No real direction

Rand and Aussie to the fore

As suspected yesterday morning, there was not a lot on the agenda to capture investors' imaginations. The result was mostly narrow ranges for exchange rates. Just 1.3% separated leading pair the from the laggard.

That laggard was the Norwegian krone. The OECD, a group of mostly rich countries, said last month that the krone was overvalued by nearly 30% against the euro. The calculation was based on purchasing power parity (PPP), which compares the cost of equivalent baskets of goods in different countries. In the last fortnight the krone has lost a little over two percentage points of that overvaluation and Monday's decline contributed to the correction.

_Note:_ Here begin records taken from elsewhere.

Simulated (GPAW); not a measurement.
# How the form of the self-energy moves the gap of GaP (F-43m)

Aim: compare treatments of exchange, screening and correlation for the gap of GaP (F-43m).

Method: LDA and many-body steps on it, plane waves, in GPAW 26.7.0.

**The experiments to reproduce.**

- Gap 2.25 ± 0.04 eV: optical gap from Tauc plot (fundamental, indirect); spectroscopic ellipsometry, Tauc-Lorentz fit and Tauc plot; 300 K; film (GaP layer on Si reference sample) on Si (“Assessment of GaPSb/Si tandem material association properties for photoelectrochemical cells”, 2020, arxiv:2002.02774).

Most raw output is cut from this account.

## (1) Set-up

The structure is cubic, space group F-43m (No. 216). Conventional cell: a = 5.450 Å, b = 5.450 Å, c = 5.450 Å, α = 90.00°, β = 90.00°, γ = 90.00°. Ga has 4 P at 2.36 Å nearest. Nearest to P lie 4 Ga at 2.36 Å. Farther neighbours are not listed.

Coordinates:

At the head of the field the South African rand and the Australian dollar shared a 0.9% lead over sterling. The rand enjoyed no special advantage: it was one of several emerging market currencies to move ahead. The Aussie received some late help from the Reserve Bank of Australia's statement explaining why it had kept its benchmark interest rate unchanged at 1.5% this morning. There was an upbeat tone to the statement, dispelling any thoughts of a rate cut.

Pound to the rear

In the great scheme of things the half-cent or less that separated sterling from the US, Canadian and NZ dollars, the euro, the franc, the yen and the Swedish krona was hardly a gaping chasm. However, for the krona and the pound, which were on the wrong side of the gap, it was at least an embarrassment.

Early in the London day somebody took the euro for a walk, sending it half a cent higher against the US dollar and the pound for no obvious reason. Within an hour and a half a reversal of the move had begun and by lunchtime the correction was complete.

On the day sterling lost half a US cent, a quarter of a euro cent and a dozen Swiss ticks. It was down by an average of -0.3% - half a yen - against the other dozen most actively-traded currencies.

A smattering of data

Today's agenda, whilst hardly action-packed, will at least be more interesting than yesterday's almost-blank canvas. A strong Australian construction sector purchasing managers' index and a weak UK retail sales figure opened the proceedings.

Australia's construction PMI came in more than five points higher at 53.1 while the British Retail Consortium reported a -0.4% fall in like-for-like sales in February compared with the same month last year. A -7.4% monthly fall in German factory orders did no harm whatsoever to the euro ahead of London's opening.

This morning the EC presents revised data for fourth quarter gross domestic product, which are expected to leave growth unchanged at 0.4%. After lunch Canada and the States reveal their balance of trade figures for January and the Ivey School of Business prints its Canadian PMI. New Zealand's GDT milk price index is also due out today. China's trade figures come out tonight.